Friday, 3 July 2009

Hot, hot, hot...

I booked to take a week off of work last week – no plans to go anywhere, but just wanted a bit of a break. It was a glorious week, with lots of sun, but not too hot, and I managed to catch up on some outstanding jobs at home, such as painting the windows. I also had the chance to sit around and just relax with a glass of wine or two….

So back to work on Monday this week. I thought that I would get an early start as there are a number of projects on the go and I wanted to get a few things out of the way. When I arrived, there was note on the door – the inventory clerk had had problems getting on the system, so had left a note for us to investigate.

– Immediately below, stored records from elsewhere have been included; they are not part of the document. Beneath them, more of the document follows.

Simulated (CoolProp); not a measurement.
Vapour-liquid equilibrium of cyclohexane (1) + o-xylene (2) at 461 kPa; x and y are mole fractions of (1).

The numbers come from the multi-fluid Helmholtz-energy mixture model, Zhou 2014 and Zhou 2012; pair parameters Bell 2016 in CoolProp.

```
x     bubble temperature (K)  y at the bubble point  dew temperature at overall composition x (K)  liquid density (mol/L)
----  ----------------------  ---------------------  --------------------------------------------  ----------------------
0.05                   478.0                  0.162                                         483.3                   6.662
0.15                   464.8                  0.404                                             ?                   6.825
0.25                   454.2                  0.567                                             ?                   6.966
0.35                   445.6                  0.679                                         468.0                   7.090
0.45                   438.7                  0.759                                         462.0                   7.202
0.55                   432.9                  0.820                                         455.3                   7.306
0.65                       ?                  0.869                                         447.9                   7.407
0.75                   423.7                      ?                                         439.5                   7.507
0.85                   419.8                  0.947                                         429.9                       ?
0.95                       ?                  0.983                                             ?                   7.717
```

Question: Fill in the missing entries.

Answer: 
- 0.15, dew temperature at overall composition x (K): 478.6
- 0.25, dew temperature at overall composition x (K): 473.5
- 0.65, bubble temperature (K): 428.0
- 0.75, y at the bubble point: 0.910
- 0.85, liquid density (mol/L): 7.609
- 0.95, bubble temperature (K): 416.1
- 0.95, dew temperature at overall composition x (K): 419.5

When I checked the server room, everything was off and the room was absolutely boiling – we normally run at around 22-24 degrees C as we find that’s a nice temperature to work in, the servers are OK with that and it uses less power to cool the place down. I quickly checked and everything had shut down including the air conditioner which wouldn’t even re-start.

I looked at the UPS and that was showing power going in, but nothing coming out. I looked but couldn’t see a problem so grabbed a couple of power extension leads from our office and ran them around so that we could get a couple of systems running. Priority number 1 was the DHCP / DNS server so that we could get network services and that was the first one running. Next one was email – no problem there, it started up fairly quickly. But with the room so hot, I had to find a way to get some air movement. Even with all the windows and doors open, the room was still close to 40 degrees.

I pinched some fans from the HR office as a quickfix, and after about 20 minutes the maintenance manager came in. He did a quick check on the air con unit and discovered that the power breaker in the mains supply in the factory had tripped out – he reset this, but when the unit started up, it wasn’t cooling anything down. He contacted the service company who sent an engineer down later.

With the rest of my staff in, we started moving a couple of the servers – we have small backup room at the other end of the building so were able to put a couple of them down there as a temporary measure. By about 9:00 am we had most of the system running so that people could get on with the daily work.

When the engineer from the aircon company turned up, he identified that the compressor had failed and needed to be replaced. It took a couple of days to get this, only for him to then discover that anpother part had failed causing all the refridgerant gas to leak out. This is what caused the aircon to fail – and as a result everything over heated.

We checked the UPS settings as it is supposed to send an alert for various events, and it turned out that every event was ticked except the one for temperature. Doh! Basically the device had gone up to 60 degrees C and then just shut everything down. In addition, a switch on the device had tripped preventing any outgoing power.

So now we are almost back to what passes for normal – we have to make time to come in one Saturday to put everything back in place as it takes longer to build a rack up than it does to strip it down. But the aircon is cooling away nicely and hopefully, now we’ve ticked the box, it will warn us of any similar event in future.